By Daniel H. Moss, Attorney
We hear a lot of statistics and so-called facts about divorce every day. Many of the commonly repeated statistics, however are simply not true. When you’re struggling with something as serious as divorce, knowing the facts is important. That’s why I’ve put together this list of 7 myths of divorce.
Myth 1: Men are more likely to file for divorce.
In most cases, women actually file for divorce. One reason for this is that, with growing financial independence and opportunities, a woman’s livelihood is not as tied to her husband as it may have been in years past. That being the case, women are less likely to remain in an unhappy marriage for reasons of security.
Myth 2: Living together before marriage will reduce the risk of divorce.
While it sounds reasonable, it’s simply not true. Often, due to financial or geographic circumstances, a couple might jump into cohabitation too soon. Living together before a solid commitment is made can also cause people to view their living arrangements as temporary, which can carry over into the marriage. Another risk with this thinking is that the couple becomes roommates instead of partners, causing the marriage to end.

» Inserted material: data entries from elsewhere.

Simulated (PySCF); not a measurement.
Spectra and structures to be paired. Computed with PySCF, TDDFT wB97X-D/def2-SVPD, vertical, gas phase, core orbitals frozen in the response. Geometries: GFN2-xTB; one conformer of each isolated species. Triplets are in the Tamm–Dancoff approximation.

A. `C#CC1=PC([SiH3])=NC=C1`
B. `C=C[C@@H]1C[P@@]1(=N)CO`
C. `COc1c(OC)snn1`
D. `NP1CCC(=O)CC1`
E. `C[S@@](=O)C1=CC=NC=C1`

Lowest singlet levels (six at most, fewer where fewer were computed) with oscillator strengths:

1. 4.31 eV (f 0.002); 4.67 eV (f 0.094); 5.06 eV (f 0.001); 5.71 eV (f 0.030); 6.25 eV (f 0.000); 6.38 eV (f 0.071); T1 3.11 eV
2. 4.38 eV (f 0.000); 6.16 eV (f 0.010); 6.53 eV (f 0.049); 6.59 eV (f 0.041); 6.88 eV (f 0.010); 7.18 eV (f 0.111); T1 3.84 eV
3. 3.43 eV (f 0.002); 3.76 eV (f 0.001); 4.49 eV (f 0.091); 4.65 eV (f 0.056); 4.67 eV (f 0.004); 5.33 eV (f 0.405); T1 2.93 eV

Myth 3: First marriages are more likely to fail than second marriages.
People often think that having the experience of one failed marriage somehow gives a person the insight into how to make the second marriage succeed. Unfortunately, this is rarely the case. Second marriages are actually more likely to fail than first marriages. While there’s not just one reason why this is the case, some common reasons for a higher divorce rate in second marriages are jumping into a new relationship too soon, being less intimidated by divorce the second time around and less family ties holding the relationship together (i.e. relationships with children, in-laws, etc.).
Myth 4: Having a baby can save a marriage.
With all the stresses and sleepless nights, having a baby can actually have the opposite impact on a marriage – especially one that’s already struggling.
Myth 5: Children bounce can back from divorce quickly.
It’s nice to think that this might be the case, but children of divorce have a lot of emotional issues to sort out. These issues can last throughout their lives. While this does not mean a couple should remain married for the sake of the children, special consideration should be given to the children and their emotional needs throughout a divorce and after.
Myth 6: Children of divorce are less likely to become divorced as adults.
Children whose parents divorce are actually more likely to become divorced as adults. Our children learn about relationships from us. Their outlook on relationships and the permanence of marriage is shaped by what they learn growing up.
Myth 7: 50% of all marriages end in divorce.
The divorce rate in the United States has actually gone down over the past 30 years, bringing the divorce rate to around 40-50%. While still not a small number, keep in mind that it also includes divorces from second and third marriages.